In April 2020, the body of 10-year-old Sudarshan Rathod from Budruk, a small village near Amalner in Maharashtra, was found near a deserted lake. He was a victim of a human sacrifice ritual which was performed by a family to restore the deteriorating health condition of their son who is of the same age as Sudarshan. This case came to light after the district court ordered the police to file a complaint against the culprit under the Maharashtra Prevention and Eradication of Human Sacrifice and other Evil Practices Act, 2013. Sixteen people were arrested and a trial is underway. Post the incident RC Amalner, RID 3030, along with its RCC and students from SSES Pandit Jawaharlal Nehru College have started an anti-black magic campaign.

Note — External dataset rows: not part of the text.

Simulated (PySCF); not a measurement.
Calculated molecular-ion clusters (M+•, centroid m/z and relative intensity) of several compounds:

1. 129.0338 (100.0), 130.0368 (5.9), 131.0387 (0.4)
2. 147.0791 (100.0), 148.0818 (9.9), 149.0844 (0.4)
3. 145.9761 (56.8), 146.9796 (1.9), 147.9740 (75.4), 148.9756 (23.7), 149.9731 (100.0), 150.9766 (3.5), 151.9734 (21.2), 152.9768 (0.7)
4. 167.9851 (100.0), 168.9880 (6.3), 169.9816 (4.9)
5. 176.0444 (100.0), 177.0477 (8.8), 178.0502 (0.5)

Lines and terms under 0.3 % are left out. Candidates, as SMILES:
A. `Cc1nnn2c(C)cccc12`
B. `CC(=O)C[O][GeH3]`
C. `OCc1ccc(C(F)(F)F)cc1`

“This is 21st century and yet many people, not just from rural but urban regions too, consult tantrik, Pir Baba (godmen) or an astrologer to find a cure for their illnesses instead of approaching a doctor. This is not the only case in Amalner, where people have lost money, property and life because of this stupidity. Through our awareness programmes we want to drive home the message that black magic is prohibited in law and people doing such weird things are cheating the gullible with coloured threads and powders,” says Dr Bharat Khandagale, professor of social work at SSES College, who is training his students to enact street plays as part of the awareness initiative.
Not all superstition can be addressed by law. Only awareness initiatives can deter people from approaching fraudulent godmen or practising inhuman rituals behind closed doors, says club’s IPP Abhijeet Bhandarkar, adding that superstitious practices are dehumanising and exploitative, hence need to be dealt with stringently.
There are 155 villages around Amalner and “the lack of education is a major cause for people’s belief in black magic,” says Mauli Patel, a student of SSES College and a street play artist. As students of social work, Patel and his friends, a team of 15 students, are mounting an energetic campaign to educate villagers against such practices. They have so far conducted programmes in 25 villages and plan to visit more rural areas to expand this initiative.
They have come across fraudulent godmen who had cheated the villagers and disappeared with their money or killed innocent persons in the name of nar bali with the avowed purpose of restoring health or wealth. Apart from street plays, they distribute handbills and display posters and banners against black magic and weird actions prohibited under law.
Bhandarkar points out that creating awareness against aghori practices is not easy. “For most people this is like questioning their belief system. So, our RCC members are vigilant and ensure the safety of the students.” The club bears the travel, logistics expenses of the students, besides funding their banners and handbills.